A lot happened the last month in Malaysia. Small things a little here and there, but the best was that I really felt all the love from the people around me. The reason I decided to leave is that I have so much people in Sweden I love. It was really wonderful to tell my friends and the love of my life that I’m coming home. But it took really long time to tell the people in Malaysia that I was about to leave. I didn’t want to tell them ’cause I didn’t want to leave, but I had to go ’cause I really wanted to meet the people in Sweden and hug them again.
The reason I went to Asia was because I found myself stuck in my life. It was beautiful and lovely and I loved it, but I felt something was missing. I made a lifeline and saw that when I’ve been the most happy I’ve released albums, created music, but even more, travelling and being on an adventure. I’ve been living abroad before, but there’s a big difference between going abroad when you’re around 20 and when you’re around 30. The difference is that you have no idea about consequences when you’re around 20 (and you think you know so much more). Stupidity and bliss of inexperience. Now I know I can end up by myself, it takes time to build good and true friendship and I also know I might not find someone I want to be close friends with. If something would happen to me, it’s up to me to solve it wherever I am.
I knew I had to do it, I knew I had to go, to rip up all the comfort I had at home, ’cause the only true comfort has to be in your heart, not in the things around you. So, I applied for some jobs abroad and ended up in China. My normal luggage, guitar and a bag, and off I went. I’m grateful for China, although the boss have no grasp of reality and fooled me with money etc. But if it wouldn’t have been for China I would probably never get the opportunity to go to Malaysia.

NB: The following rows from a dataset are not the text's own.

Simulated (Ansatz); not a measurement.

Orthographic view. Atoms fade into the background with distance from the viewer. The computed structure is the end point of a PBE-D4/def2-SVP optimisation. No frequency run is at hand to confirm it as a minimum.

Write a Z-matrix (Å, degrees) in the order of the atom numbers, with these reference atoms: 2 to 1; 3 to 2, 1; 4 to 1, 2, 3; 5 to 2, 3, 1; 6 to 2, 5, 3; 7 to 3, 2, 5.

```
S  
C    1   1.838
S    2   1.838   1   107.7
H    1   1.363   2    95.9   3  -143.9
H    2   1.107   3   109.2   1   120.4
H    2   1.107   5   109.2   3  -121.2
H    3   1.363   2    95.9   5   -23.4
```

I was lucky and was included in the local life in Malaysia from the beginning. I had my routines with running in the jungle with lovely and a little crazy people, just as I like it (and it takes one to enjoy the others). I met a wonderful girl that I had dinner, concert and salsa-routine every friday. I ended up with a new family.
I was lucky to get to play as well, ’cause you all know how much I love performing and the interaction with you, the audience. I’ve written some songs for a project in Malaysia and I’ll share that when it’s up and rolling.
When the plane left Penang, I did cry. I cried of success. Might sound strange, but for me I put myself out of my comfort zone, travel to a part of the world that I’ve barely thought about. I land with an open heart and what I get is just a giant amount of love. If I was scared of change and to lose the illusion of control I would never have experienced the most beautiful thing ever. I would never have met these beautiful people that tells me when I come back they’ll continue to take care of me. I would never have experienced to run in the jungle, with the goal of drinking beer. I would never have known how strange China is and that a country like that is allowed to exist. But we’re in the same world and have to accept that everything has a place. Who says we’re right? If I listened to my fears I would never have experienced the giant amount of love that’s in this world. And I would never experienced how I miss the people at home. It’s beautiful to miss people with your whole heart. The only problem is that now I’m bound to miss people wherever I go. But I will also receive a lot of love, wherever I go.
Life is just so…. so…. so…. perfect.